With no volunteer guides in to help visitors today, I took the opportunity to enjoy a morning stroll around the Scrape in the lovely early autumn sunshine. With not a breathe of wind in the air, it really was an enjoyable walk, topped off by some unexpected wildlife sightings.
The first highlights were the butterflies. After a few cooler, damper days, it was nice to see several red admirals, small whites and small coppers flitting around the North Bushes. They weren't the only insects on t he wing either. Common and ruddy darters and migrant hawkers were numerous, and I spotted common blue damselflies, honeybees, bumblebees and this lovely hoverfly nectaring on fleabane - I think it's called a sun hoverfly.
We're hoping to open the North Bushes seasonal trail tomorrow to give you the chance to spot migrant warblers, finches and thrushes as well as insects taking advantage of the relative shelter on this trail. There are also some great fungi along the trail, like this puffball.
I had barely started out along the North Wall when news came that the Waveney Bird Club had caught five bearded tits that they were going to ring. Today was their penultimate ringing demonstration of the year - they are back on Thursday 26 October during half term, and they caught a good selection of warblers, tits and finches, but the beardies were undoubtedly the star birds.
Male bearded tit after ringing. Photo by Hannah Jones
In fact, it was a very good day for seeing bearded tits as I watched a small party feeding right in front of East Hide and saw two other groups between the Sluice and Wildlife Lookout. We're just finalising plans for some special bearded tit walks this autumn. Check out our Facebook and Twitter pages in the next week or so for details.
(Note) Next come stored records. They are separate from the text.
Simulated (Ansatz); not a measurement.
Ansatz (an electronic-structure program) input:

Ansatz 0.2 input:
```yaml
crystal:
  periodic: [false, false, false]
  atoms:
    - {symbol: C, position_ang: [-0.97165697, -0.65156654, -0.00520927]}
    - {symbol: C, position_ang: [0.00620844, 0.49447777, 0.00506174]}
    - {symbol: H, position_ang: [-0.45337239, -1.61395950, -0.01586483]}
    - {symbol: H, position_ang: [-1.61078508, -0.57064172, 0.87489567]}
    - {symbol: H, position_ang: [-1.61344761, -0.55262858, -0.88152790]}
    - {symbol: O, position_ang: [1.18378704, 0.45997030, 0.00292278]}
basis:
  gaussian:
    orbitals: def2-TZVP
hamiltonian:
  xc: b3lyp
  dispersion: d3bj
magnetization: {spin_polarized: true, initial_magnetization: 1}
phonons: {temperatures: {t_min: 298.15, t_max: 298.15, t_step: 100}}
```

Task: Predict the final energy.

From East Hide I was able to watch a good variety of ducks and waders. Wader migration has passed its peak in terms of numbers, but there were still 90 black-tailed godwits, 22 avocets, six spotted redshanks, a knot and three ruffs on East Scrape as well as 40+ lapwings, 200+ teals and good numbers of gadwalls, shovelers and mallards. There were only a few pied wagtails though, so the wagtail migration may also have peaked.
This beautiful little egret fed close to the Public Viewpoint, but the star sighting there was a kingfisher that hovered, back to me, no more than ten metres from the hide. Sadly, it was too quick to photograph.
Continuing along the dunes, my walk was interrupted several times by insects - various crickets and grasshoppers, large white and peacock butterflies, common and ruddy darters and migrant hawkers, and a lovely leaf beetle called Chrysolina banksi (photo below by Davene Everett).
There were birds to distract me along the dunes too. A juvenile wheatear and male stonechat were north of the sluice, while at least four stonechats, four whitethroats and a juvenile willow warbler were in the sluice bushes. Later in the afternoon, a group of home-school children helped us to cut a trail through the bushes to make it easier to see autumn migrants. They were excited to find an ancient apple tree with tasty apples growing there too. Sadly, our Learning Officer was also handed a dead female adder that had been found nearby. We suspect it was a victim of a bird attack, most likely by a pheasant.
Two hobbies and a kestrel had a brief tussle of hunting rights above the Levels, and this swallow posed for me close to the sluice.
My return walk from the sluice was equally exciting, with common sandpiper and reed warbler seen around the Konik Field, peacock and comma butterflies and southern hawker dragonflies added to the insect list, good numbers of coots, gadwalls and little grebes behind South Hide, and a further good selection of waders from Wildlife Lookout. These included up to five green sandpipers, a common sandpiper, two ruffs, four spotted redshanks, seven snipe, six ringed plovers and about 30 dunlins. A handful of wigeons were among the ducks too.
The best, however, was left till last. A minor disturbance among the waders suggested the presence of a raptor, but they had been fooled. In fact, the bird flying low over the Scrape was a very late cuckoo - presumably the bird seen earlier by the ringers as it flew around the car park. The cuckoo settled briefly behind East Hide, then on the Scrape fence, before heading south. Next stop? Who knows, but with luck it will make it the Congo rainforest in the next few weeks and safely to breed next spring.